How to Condense Summable Metrics to a Unique Identifier in a Ruby Table

How to condense summable metrics to a unique identifier in a ruby table

I think the other answerers are overthinking this. You can do this with just one operation, each_with_object, and a Hash:

metrics = [["id1", 123], ["id2", 234], ["id1", 345]]

metrics.each_with_object(Hash.new(0)) do |(id, val), sums|
sums[id] += val
end
# => {"id1"=>468, "id2"=>234}

If you want an Array instead of a Hash at the end just call to_a on the result, but there are few compelling reasons to do so.

How to sum multiple elements of nested arrays on unique keys

This is essentially the same as the solution to your previous question.

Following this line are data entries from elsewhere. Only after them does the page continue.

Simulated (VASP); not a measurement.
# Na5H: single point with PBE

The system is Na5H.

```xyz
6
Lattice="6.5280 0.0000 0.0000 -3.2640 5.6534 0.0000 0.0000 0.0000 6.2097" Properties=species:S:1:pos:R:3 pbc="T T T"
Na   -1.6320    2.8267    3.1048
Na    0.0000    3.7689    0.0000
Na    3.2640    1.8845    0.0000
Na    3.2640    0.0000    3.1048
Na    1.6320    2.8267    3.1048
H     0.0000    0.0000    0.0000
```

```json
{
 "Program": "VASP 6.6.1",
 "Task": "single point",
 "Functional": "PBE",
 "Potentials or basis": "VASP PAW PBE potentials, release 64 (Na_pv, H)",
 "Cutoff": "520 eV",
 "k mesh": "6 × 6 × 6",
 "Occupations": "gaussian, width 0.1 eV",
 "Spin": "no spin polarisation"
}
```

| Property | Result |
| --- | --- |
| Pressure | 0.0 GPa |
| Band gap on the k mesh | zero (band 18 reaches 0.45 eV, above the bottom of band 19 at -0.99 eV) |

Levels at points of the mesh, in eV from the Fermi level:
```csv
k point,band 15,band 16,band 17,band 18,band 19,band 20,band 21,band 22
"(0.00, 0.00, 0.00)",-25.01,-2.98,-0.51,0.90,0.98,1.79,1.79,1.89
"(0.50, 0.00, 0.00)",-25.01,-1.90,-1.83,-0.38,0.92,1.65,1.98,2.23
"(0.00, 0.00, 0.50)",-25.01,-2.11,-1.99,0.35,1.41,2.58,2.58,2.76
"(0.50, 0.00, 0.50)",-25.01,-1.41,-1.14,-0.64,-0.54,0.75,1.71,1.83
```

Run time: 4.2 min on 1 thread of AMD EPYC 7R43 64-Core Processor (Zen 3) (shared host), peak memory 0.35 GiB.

data = [ [ 123.0, 23, "id1", 34, "abc" ], 
[ 234.1, 43, "id2", 24, "jsk" ],
[ 423.5, 53, "id1", 1, "xyz" ],
[ 1.4, 5, "id2", 0, "klm" ] ]

sums = Hash.new {|h,k| h[k] = [0, 0, 0] }

data.each_with_object(sums) do |(val0, val1, id, val2, _), sums|
sums[id][0] += val0
sums[id][1] += val1
sums[id][2] += val2
end
# => { "id1" => [ 546.5, 76, 35 ],
# "id2" => [ 235.5, 48, 24 ] }

The main difference is that instead of giving the Hash a default value of 0, we're giving it a default proc that initializes missing keys with [0, 0, 0]. (We can't just do Hash.new([0, 0, 0]) because then every value would be a reference to a single Array instance, rather than each value having its own Array.) Then, inside the block, we add each value (val0 et al) to the corresponding elements of sums[id].

If you wanted an Array of Arrays instead of a Hash with the id at index 2, then at the end, you would have to add something like this:

.map {|id, vals| vals.insert(2, id) }

However, a Hash with the ids as keys makes more sense as a data structure.